Monday, November 21, 2011

Dear Mr. Gates:

So this Penn State/Clearwater, KS/Kingman, KS/Hesston, KS, and numerous other instances of children being abused makes me sick, like almost physically ill.  The people that do these things to children are mentally ill--and that illness is an equal opportunity employer.  It can affect any race, creed, color, nationality, political status, income, family status, etc.  It just doesn't happen in "big towns" with "those people" happens everywhere--just like the flu.  And how do we prevent it, or stop it?  I don't know.

I heard in one country that there was a national registry of anyone that worked with children.  Nurses, teachers, Sunday School teachers, ministers, soccer coaches, Scout leaders, you name they all had to be registered with a higher power--and had to renew.  Hmmm.  I like this idea for several reasons.  First, lets say someone does something inappropriate with a church group, that incident isn't reported to the police, but they are escorted from their church group.  That same person then goes and becomes a soccer coach....hmmm.  There's something wrong with the current system.  If a person is kicked out of one youth organization that should carry over to other organizations, not just leaving the possibility of still working with other youth. 

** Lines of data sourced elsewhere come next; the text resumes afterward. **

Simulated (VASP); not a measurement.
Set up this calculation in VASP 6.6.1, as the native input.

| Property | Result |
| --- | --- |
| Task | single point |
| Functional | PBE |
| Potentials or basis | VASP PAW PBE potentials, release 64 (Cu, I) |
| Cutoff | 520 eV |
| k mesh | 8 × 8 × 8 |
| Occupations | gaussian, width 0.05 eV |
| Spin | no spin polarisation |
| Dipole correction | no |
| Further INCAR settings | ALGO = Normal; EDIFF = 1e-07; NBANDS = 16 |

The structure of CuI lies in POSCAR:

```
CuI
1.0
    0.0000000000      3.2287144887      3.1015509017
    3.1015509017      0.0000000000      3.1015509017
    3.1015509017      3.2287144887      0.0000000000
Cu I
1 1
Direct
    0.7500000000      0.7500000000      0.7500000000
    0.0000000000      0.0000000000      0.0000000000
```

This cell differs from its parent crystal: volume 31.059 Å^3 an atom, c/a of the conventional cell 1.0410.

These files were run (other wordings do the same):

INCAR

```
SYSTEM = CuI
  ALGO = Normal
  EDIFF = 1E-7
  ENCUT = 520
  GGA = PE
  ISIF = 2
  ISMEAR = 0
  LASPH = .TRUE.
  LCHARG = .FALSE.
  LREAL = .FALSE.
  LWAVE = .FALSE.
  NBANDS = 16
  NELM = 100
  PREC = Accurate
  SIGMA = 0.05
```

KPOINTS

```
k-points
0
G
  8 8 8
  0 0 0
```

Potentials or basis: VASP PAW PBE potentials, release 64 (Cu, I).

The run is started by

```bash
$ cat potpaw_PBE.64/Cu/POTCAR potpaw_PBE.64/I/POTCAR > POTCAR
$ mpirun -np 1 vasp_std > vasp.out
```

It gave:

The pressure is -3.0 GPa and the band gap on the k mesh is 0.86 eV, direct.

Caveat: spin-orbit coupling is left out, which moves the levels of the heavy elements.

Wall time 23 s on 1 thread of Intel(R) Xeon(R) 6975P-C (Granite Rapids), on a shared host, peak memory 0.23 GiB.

How would this work?  I don't know, like a nursing license maybe?  You would have to apply and maybe even take a class.  And hey--you know what--if you had a problem with it, then you shouldn't be working with youth anyway.  I think its a great idea---now if I could only find a financier--don't the Gates have some extra millions they could donate?  LOL

1 comment:

  1. Most states do have registries but, unfortunately for kids, the offenders are not added to the registry until after they are caught. And if someone keeps it hidden, as in the case of Penn State and the Catholic Church priest scandal, then the perpetrators are never added to the registry. Another factor is that oftentimes we end up feeling sorry for the criminal if they are in a position of authority and overlook the pain of the victim. A good case of this is Joe Paterno. There are multiple articles saying how bad they feel about him and his reputation, blah, blah, blah. This totally ignores the victims. I feel very strongly that getting John Paul II on the road to canonization totally ignores the child sex abuse victims--the same victims he knew about and overlooked because he didn't want the scandal. If I was one of those victims, I would be furious. As it is, the general population are elated that he is going to be declared a saint instead of focusing on this scandal that he didn't do anything to stop. I realize saints are not perfect but there is a difference between sins that don't hurt anyone and sins of knowing someone is seriously hurt and looking the other way. Gee whiz, can you tell I'm on a roll?